After Action Reviews Don't Work
After Action Reviews (AARs,) are powerful tools for driving continuous improvements, team performance, and even innovation breakthroughs—if done right.
But last week, a CEO told me her team's AARs are falling flat. Now people are resisting them. This wasn't the first time I've heard this.
She uses the "What's working?" "What could we improve?" "What action will we take?" format.
Common complaints:
Rehashing shortfalls or failures feels repetitive and draining.
Discussions are vague, overly empathetic, or turn into finger-pointing.
Conversations avoid tough topics like leadership effectiveness, team dynamics, and culture.
Takeaways don't produce sustainable or tangible results.
I've been there. My own team's reviews felt superficial and ineffective.
Then we started using Chris Argyris’ "double-loop learning."
The CEO quickly understood -- this is similar to the kind of "get underneath the hood" curiosity we bring to Vistage discussions.
Here's how to shift your AARs from frustrating and lacking value to impactful:
Quickly cover what happened - separate observable facts from explanations. Quantify the impact.
Identify patterns - if they reveal recurring issues, dig deeper.
Look at the practices, policies, processes, relationships, and decision-making reinforcing these patterns.
Explore internal forces - individual and collective beliefs, assumptions, biases, values, motivations, or perspectives that led to the contributing factors uncovered in step 3.

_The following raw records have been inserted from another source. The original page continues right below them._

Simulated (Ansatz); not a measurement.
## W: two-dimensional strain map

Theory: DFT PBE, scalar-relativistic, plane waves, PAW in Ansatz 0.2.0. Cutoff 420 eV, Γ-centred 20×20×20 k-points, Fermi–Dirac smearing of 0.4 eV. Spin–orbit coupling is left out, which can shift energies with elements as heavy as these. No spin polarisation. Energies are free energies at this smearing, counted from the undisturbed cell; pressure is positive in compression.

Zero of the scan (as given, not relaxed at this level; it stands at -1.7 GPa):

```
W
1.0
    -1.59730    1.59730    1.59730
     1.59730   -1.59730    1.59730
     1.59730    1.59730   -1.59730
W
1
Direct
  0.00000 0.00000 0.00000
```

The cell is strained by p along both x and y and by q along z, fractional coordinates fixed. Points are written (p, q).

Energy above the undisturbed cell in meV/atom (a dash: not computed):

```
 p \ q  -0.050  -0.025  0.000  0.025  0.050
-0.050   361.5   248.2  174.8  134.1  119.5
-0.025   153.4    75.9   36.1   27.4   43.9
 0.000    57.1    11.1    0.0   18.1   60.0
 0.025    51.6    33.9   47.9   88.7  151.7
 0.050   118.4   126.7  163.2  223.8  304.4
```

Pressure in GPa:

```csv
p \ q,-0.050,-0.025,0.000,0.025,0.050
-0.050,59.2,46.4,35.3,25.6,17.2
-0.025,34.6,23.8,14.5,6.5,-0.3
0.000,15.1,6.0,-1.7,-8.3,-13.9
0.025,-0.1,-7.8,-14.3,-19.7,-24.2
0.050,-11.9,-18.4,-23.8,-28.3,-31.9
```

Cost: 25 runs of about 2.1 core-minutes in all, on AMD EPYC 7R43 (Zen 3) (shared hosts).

Decide what needs to change and commit to first steps.
Follow up.
Practice and build your AAR muscle. It's one of the most powerful and practical ways to accelerate learning, adjustments, and results.
Remember AARs are valuable for failures AND successes alike.
Where would a deep dive AAR be valuable in your organization?
A result you're repeatedly not happy with?
A project that's off track?
A strategic initiative that is completing a major milestone? - a big win?